How to Travel: Italy
By Ellie Stephenson
Last July, thanks to the blessings of overseas OLEs and the Dalyell Mobility Scholarship, I found myself on a brief exchange in Italy. What followed was around a month of tiny me hauling a large suitcase around Italy, unassertive me plucking up the courage to ask strangers to take Instagram pics, and a lot of good times! Here’s a list of my tips, places to go and what to do there!
Padova and Surrounds
By virtue of doing my exchange at l’Universita degli Studi di Padova, I know Padova pretty well. If you have the time, I’d really recommend going there. It’s a smallish city where tourists are relatively scarce, and has all the historical sites without the massively inflated prices. Helpfully, it’s a short train ride away from other destinations like Verona and Vicenza.
If you’re a history nerd, your first stop should be the Cappella degli Scrovegni (Scrovegni Chapel), a beautiful medieval chapel with frescoes by Giotto. It’s surrounded by an archaeology museum and you can see the remains of a Roman arena.
After that, you might want to see i tre senza (the three withouts) for which Padova is known:
Il Prato senza Erba (the field without grass). Padova’s Prato della Valle claims the impressive title of Italy’s largest town square. Despite allegedly having no grass, it actually has a relatively small circle of park in its centre. The rest is cobbled, featuring tram tracks and markets. It’s a great place for lunch.

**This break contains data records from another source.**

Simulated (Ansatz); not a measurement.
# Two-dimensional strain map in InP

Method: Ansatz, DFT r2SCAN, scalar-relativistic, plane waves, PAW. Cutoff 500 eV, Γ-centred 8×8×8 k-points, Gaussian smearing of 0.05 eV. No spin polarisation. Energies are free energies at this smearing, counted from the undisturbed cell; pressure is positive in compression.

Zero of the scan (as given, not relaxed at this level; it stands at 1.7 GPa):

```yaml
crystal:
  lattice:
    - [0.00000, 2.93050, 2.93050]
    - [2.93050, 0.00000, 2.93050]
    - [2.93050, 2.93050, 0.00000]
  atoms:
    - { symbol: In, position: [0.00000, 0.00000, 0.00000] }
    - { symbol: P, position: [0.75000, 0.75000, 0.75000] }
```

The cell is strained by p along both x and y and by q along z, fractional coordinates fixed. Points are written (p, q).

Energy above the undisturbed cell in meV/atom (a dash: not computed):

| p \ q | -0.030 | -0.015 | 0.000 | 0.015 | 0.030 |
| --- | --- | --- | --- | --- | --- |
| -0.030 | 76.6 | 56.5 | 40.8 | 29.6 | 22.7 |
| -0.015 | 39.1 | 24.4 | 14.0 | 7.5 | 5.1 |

Il Santo senza Nome (the saint without a name). This senza refers to La Basilica di Sant’Antonio, a huge church whose patron saint, Saint Anthony, became ubiquitous enough that the Basilica became known simply as Il Santo. Here you’ll find lots of beautiful frescos, as well as a bronze relief altar by Donatello. Freakily, you’ll also be able to view Saint Anthony’s tongue, the subject of Italian comedy film La lingua del santo, which follows two thieves who accidentally steal the aforementioned lingua.
Il Caffè senza Porte (the cafe without doors). Paduan university students belief that drinking a coffee here curses them to never graduate - so proceed with academic caution. This historic cafe is so named because back in Renaissance times, it was open 24/7 - a pretty fancy site for all nighters.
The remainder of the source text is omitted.